MORGANTOWN — After three years of research, discussion and planning, the reimagining and redevelopment of some 9.5 acres along Morgantown’s Richwood Avenue has reached the “action phase.” 

Morgantown Area Partnership CEO Russ Rogerson said the city is currently working to utilize some $700,000 available through the Willey, Spruce, Brockway TIF district to begin razing the 55 structures spread across the property. 

The goal, Rogerson explained during a public information session held Wednesday evening in the Woodburn Community Center, is to start bringing those structures down by the end of the year.  

With the exception of the former Richwood Grill (318 Richwood Ave.), those old homes formerly represented some 300 beds of student housing. 

Those days are gone. 

Jay Rogers, of Omni Associates, explained the vision of master developer Biafora Holdings is not stacks of bedrooms, gas stations and fast food, but an area adjacent to the city’s downtown focused on mixed use highlighting livability, walkability and sense of place. 

“They know the university isn’t looking to grow. There’s not a need for all these beds. The beds are out there,” Rogers said. “They also know there’s a need for something affordable for workforce and for young professionals and they know those type of people want to be in an area where they can walk and get coffee or walk and have dinner or go to a tap house or tavern.” 

Rogers said a great example of the vision for this project can be seen in Louisville, Kentucky’s Fourth Street. 

To that end, project planners have shifted the initial focus away from the planned unit development approach and will ask the city’s planning commission to consider rezoning the area to B-1 (neighborhood business) when it convenes this month.  

In the B-1 district, structures must be between two and four stories above street level but cannot be more than 40 feet in height. Structures can be mixed use but cannot be strictly residential in a B-1 district. 

Rogerson said it’s almost impossible to pull together nearly 10 contiguous acres of property near a city’s downtown, making this process critical to the city’s future. 

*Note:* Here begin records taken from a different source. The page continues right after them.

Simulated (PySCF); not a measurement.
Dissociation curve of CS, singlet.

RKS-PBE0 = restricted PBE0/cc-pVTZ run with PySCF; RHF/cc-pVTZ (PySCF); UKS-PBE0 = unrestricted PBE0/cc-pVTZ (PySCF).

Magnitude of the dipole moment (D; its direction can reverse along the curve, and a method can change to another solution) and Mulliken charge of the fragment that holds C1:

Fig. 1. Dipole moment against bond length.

“We see this as the first, current, new development to provide the kind of things we all want to see and the things we like when we go to other places,” he said, adding “If we do this with input and conversation throughout, we feel strongly we’ll be more successful.” 

The property was purchased for $11.8 from the Giuliani family by the Monongalia County Development Authority in late 2020. MCDA falls under the Morgantown Area Partnership umbrella. 

Most of the redevelopment area falls within the city’s Willey, Spruce, Brockway TIF district, which was created in 2014.